In an exclusive interview with The Northern Echo, Mr Blair addressed how, after the Iraq war, he could regain the trust of the electorate.

He said: "The best way to think about trust is that people trusted me to end boom and bust and provide a stable economy - we've done it. They trusted me to invest in public services - we're doing it."

But education was his main theme, promising better pay for teachers, 1,000 rebuilt secondary schools, "proper school meals" and "more free nursery education".

He contrasted improvements in schools and colleges at Trimdon Grange, Middleton St George, Sedgefield, Wingate and Ferryhill with the "education crisis" he inherited from "Michael Howard's Tories" in 1997.

In a twist on the Conservative slogan "Are you thinking what we're thinking?", he asked: "Are you remembering what I'm remembering?"

Meanwhile, Mr Howard accused Labour of ''pussyfooting around'' with immigration. He said officials were being forced to turn a blind eye to illegal immigration to meet "meaningless" targets.

"This is ... playing fast and loose with our security," he said. "We face a real terrorist threat in Britain today - a threat to our way of life, to our liberties. Yet we have absolutely no idea who's coming into and leaving our country."

But former Tory MP Charles Wardle - immigration minister when Mr Howard was Home Secretary - turned on his former boss, denouncing the policy as "likely to make immigration and asylum problems worse not better".

Mr Kennedy said a Tory cap on asylum numbers would lead to a "much crueller Britain". He went on to say people felt let down by Labour over tax increases, student top-up fees and the Iraq war.

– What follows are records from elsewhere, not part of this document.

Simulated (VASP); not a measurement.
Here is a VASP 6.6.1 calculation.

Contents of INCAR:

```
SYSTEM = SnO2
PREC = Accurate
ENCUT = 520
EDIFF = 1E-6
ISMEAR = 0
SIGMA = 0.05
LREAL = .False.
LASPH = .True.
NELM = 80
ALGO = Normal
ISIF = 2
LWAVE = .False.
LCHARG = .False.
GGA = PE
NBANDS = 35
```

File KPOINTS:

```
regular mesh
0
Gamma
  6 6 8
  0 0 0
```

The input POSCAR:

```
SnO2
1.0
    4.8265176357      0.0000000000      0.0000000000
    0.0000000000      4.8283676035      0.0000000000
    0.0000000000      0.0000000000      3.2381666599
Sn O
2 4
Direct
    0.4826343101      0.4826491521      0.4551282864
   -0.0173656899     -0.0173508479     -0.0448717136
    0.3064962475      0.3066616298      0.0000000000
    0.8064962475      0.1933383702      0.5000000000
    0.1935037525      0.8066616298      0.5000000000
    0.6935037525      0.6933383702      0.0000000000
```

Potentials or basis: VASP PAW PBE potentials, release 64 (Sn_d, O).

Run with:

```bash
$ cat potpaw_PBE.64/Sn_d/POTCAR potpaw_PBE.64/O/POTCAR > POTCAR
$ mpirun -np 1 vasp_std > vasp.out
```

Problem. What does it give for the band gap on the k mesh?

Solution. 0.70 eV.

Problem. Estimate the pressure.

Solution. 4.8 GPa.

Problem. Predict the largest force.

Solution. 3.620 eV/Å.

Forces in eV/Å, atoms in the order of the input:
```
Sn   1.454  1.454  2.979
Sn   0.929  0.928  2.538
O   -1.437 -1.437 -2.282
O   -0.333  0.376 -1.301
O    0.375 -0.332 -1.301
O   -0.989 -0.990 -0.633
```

He promised just one new tax plan - a 50 per cent income tax on people earning more than £100,000 - which would hit one per cent of earners.

He said: "And we should be proud of what that will pay for - an end to tuition fees; providing free personal care for the elderly; and reducing the burden of local taxation.''

Polls yesterday gave Labour between a two and a seven point lead over the Tories.